Going to the food market is one of my favourite things to do in Kamwenge. I normally go to the market a few times a week to buy our fruit and vegetables.
The market, with the dusty well-worn path leading to the semi-undercover, crumbling old building full of wooden stalls and umbrellas and loosely hung material shade; with its neat piles of freshly picked garden vegetables and mothers sitting lazily at their stalls chatting in Rukiga; the market that is brimming with life. The market proudly presents the picture of Uganda that I love the most: the localness of all things, the respect and time for relationship, the placid pace of life, and the now-familiar smells of Kamwenge: the smell of dust, smoke from charcoal stoves, matooke, boda-boda fumes and most importantly, lots of ankole cows. Now, it has become a part of my everyday life.

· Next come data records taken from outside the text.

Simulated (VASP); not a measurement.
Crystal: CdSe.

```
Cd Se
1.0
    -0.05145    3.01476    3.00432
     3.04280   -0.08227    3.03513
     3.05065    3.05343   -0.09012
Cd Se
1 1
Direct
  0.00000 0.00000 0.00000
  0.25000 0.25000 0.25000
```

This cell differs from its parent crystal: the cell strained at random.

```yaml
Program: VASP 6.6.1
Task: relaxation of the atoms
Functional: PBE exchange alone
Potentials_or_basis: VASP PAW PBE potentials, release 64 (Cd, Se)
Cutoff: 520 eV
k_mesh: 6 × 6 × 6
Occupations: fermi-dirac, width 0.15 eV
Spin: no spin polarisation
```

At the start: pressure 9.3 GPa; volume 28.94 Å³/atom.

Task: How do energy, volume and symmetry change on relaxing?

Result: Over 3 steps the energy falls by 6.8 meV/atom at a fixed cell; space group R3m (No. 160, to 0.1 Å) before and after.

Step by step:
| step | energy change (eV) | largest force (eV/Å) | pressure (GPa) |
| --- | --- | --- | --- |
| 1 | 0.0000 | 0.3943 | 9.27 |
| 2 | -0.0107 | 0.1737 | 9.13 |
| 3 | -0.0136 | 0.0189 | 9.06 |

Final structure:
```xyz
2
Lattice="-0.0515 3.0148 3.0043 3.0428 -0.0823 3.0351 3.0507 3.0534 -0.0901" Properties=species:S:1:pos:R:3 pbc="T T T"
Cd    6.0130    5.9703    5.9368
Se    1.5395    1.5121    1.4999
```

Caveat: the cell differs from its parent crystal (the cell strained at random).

When I first started coming to the market, no one knew the story of this strange white girl – she buys her own food from the market? She cooks? She walks? She carries the food in our local baskets? One of the first times I went there I wrote about it in my journal:
“I asked for green pepper. The woman took my hand and guided me past several little food stalls, each selling the same food – matooke, rice, sweet potatoes, cassava, groundnuts, millet, spinach, tomatoes, a million different types of banana, and pineapple. I am careful to avoid the spread of fresh beans, maize and sorghum laid out on sacks on the uneven ground, drying or waiting to be sorted by hard working women doubled over at the waste, ensuring the purity of their produce. Most people would look at me in shock but smile their jovial Ugandan smile, surprised that the Mzungu has braved the food market; it seems this is a rare occurrence. Mischievous kids follow behind me cautiously, the light pitter-patter of their bare feet drowned out by their chanting of ‘mzungu’. A few are daring enough to come and hold my hand. As I pass one stall, a little semi-naked boy playing beside his mother’s vegetables begins to quiver, then shake, then scream at the top of his lungs and cling to his mother’s legs in a fit of fear at the sight of this strange ghost-like person. It must be his first time. The mother tries to sooth him between her own fits of laughter. She catches my eye and I laugh and shake my head, as a crowd gathers around entertained by the boy’s reaction. This is my first time causing someone to hyperventilate – I feel caught somewhere between a super-celebrity and a school yard bully. But alas, the boy calms as I continue on my way, now loaded up with a limited variety of fruit and vegetables.”
Now when I enter, I am met with familiar faces greeting me in the Batooro pet-name the women there have chosen for me. So much of the beauty and strength of communal living is disrupted and distorted in Uganda these days; but it seems this is one of the places where it stays true to form. And for a brief moment when I am there, I also feel a part of this living, breathing organism. The women allow me to practice my Rukiga on them, free of the laughter and ridicule that I sometimes find in town. They help me stumble over new words, teach me phrases that I didn’t know, and throw in free produce when they have excess, well aware I am a loyal customer. I hear their stories of illness and burial, of the woman at the corner stall who has just lost her daughter because of an obstructed labour, or the struggle of a bad harvest for a particular food due to the never ending dry weather. I also laugh with them now, when they introduce their shy children who don’t quite know what to do about the muzungu that knows their mother…
And in return? I can offer almost nothing, except to buy their fresh food at fair prices.